Study Examines the Effect of 2020 BLM Protests on White Americans’ Racial Biases

In 2020, the murder of George Floyd sparked the Black Lives Matter movement resulting in thousands of protests against police brutality and racial discrimination across the country.

According to a study published in the Personality and Social Psychology Bulletin, the country experienced a significant and rapid drop in White Americans’ racial biases towards Black Americans following the onset of BLM protests. However, White Americans’ racial biases slowly increased through the year, nearly reaching pre-BLM levels by the end of 2020.

To measure White Americans’ levels of implicit and explicit racial biases, the authors used data collected in 2020 by Project Implicit, a nonprofit organization dedicated to studying the thoughts and feelings that often operate outside of conscious awareness. This information was combined with data from the Armed Conflict Location Event Data Project and the proportion of Google searches for the term “Black Lives Matter” per state relative to the total number of searches in that state.

Both implicit and explicit biases against Black Americans dropped rapidly in the initial weeks following the onset of the BLM movement. As attention to the movement decreased, both types of racial biases slowly increased. The authors provide two possible explanations for the initial drop in racial biases. First, the BLM protests could have caused the drop. However, it is also also possible that the BLM protests attracted different people to participate in the Project Implicit study, and this change of sample composition could have contributed to the drop in racial biases in the summer of 2020.

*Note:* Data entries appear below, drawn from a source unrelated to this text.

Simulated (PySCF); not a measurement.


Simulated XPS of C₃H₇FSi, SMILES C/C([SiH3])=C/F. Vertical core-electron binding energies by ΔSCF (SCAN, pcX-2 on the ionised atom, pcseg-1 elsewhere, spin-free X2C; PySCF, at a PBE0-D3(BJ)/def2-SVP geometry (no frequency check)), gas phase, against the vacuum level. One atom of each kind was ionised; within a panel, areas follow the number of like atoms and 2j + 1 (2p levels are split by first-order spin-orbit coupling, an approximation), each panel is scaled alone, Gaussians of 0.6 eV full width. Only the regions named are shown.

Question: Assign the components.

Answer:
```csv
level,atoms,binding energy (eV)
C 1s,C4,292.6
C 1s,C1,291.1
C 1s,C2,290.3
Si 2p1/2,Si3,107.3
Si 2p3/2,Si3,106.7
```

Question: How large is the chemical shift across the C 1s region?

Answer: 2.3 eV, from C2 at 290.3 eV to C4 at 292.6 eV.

“The death of George Floyd and the resulting immediate reactions were followed by a rapid decrease in racial bias, but these changes were short-lived,” the authors write. “For long-term changes in the social and cultural environment — and corresponding long-term changes in attitudes and behavior — protests may be insufficient but might need to be translated into policy and legislative changes that have stronger potential to permanently alter existing social norms.”

The study was authored by scholars at Radboud University in the Netherlands.